Gems of a different kind are on display at J. Gilbert Footwear in Casas Adobes Plaza this weekend. Scott Wayne Emmerich’s handmade, one-of-a-kind cowboy boots seem better suited to a display case than a barrel race.

It all began 34 years ago on a street in Florida.

“I saw a pair of gray antelope boots crossing the street on a guy. I fell in love with the look, I chased him down, asked him where he got them, he said El Paso, Texas. When I got to El Paso, that was the beginning and the end of it all,” Emmerich says.

Emmerich is now an elder statesman among boot makers, hand designing, tooling and assembling about 600 pairs a year with his team of seven employees. His fully custom signature items, the “Originals by Scott Wayne,” involve clients from the design to the assembly phases, and take months to complete. But, he says, his is a dying art. In the enclave of El Paso where his store, Falconhead, remains, he says there were once 30 like his. Over the years, they have dwindled and died out, and he says now only a handful of stores remain.

“Cowboy boots are not real popular these days,” Emmerich says. “The older folks are getting older, they’re not collecting anymore, their feet hurt or they’re passing on. You got the younger generation, they have no interest.”

His advice as far as handmade boots go? “Get ’em while you can.”

Art of the sole

Emmerich says there are 210 steps in making a simple pair of boots. In a Scott Wayne Original, “hundreds and hundreds.” From concept through design and production, a pair can take five months. “And that’s moving it. That’s rocking,” Emmerich says.

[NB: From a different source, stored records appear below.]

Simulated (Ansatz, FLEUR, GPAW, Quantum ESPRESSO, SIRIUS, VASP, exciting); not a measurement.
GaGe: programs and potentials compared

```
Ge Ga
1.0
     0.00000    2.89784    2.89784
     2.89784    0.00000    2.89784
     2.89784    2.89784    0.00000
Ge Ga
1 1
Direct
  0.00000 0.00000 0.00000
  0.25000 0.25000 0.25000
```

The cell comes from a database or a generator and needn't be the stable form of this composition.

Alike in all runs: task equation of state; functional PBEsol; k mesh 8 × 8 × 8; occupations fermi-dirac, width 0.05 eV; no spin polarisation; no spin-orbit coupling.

John Gilbert, owner and founder of J. Gilbert Footwear, has known Emmerich for the better part of 30 years. He compares the boots made and shown by Emmerich and his Tres Outlaws Boot Co. to the classic cars at a car show. Boots made for “boot people,” Gilbert says.

With prices beginning at $1,000 for a basic boot, and $5,000 for a Scott Wayne Original, Gilbert and Emmerich agree these are not your everyday clodhoppers.

Who is buying?

Emmerich boasts a client list including Roseanne Barr, Steven Seagal, Reba McEntire, and the Governator himself, Arnold Schwarzenegger, who Emmerich says has ordered about 40 pairs of Originals by Scott Wayne.

Over Friday and Saturday at J. Gilbert, Emmerich says he expects to meet about 100 people and pick up 25 or so new clients. Most of them are not Tucson locals, he says, but people like himself who are in town for the Tucson Gem and Mineral Show. Many, says Gilbert, are repeat clients who have been coming to see Emmerich since he began appearing at J. Gilbert in 2012.

A ‘Cinderella’ story

“I don’t do production, I just do custom,” Emmerich says. He estimates of the 600 pairs a year produced, about 70 are the fully custom Scott Wayne Originals.

The rest are what he calls “Cinderellas.”

“I make up a design and a size, and I put ’em out,” Emmerich says. “They’re a certain size, a certain design, and you have to find the right person. They will only fit one person and there will only be one person who has that boot.”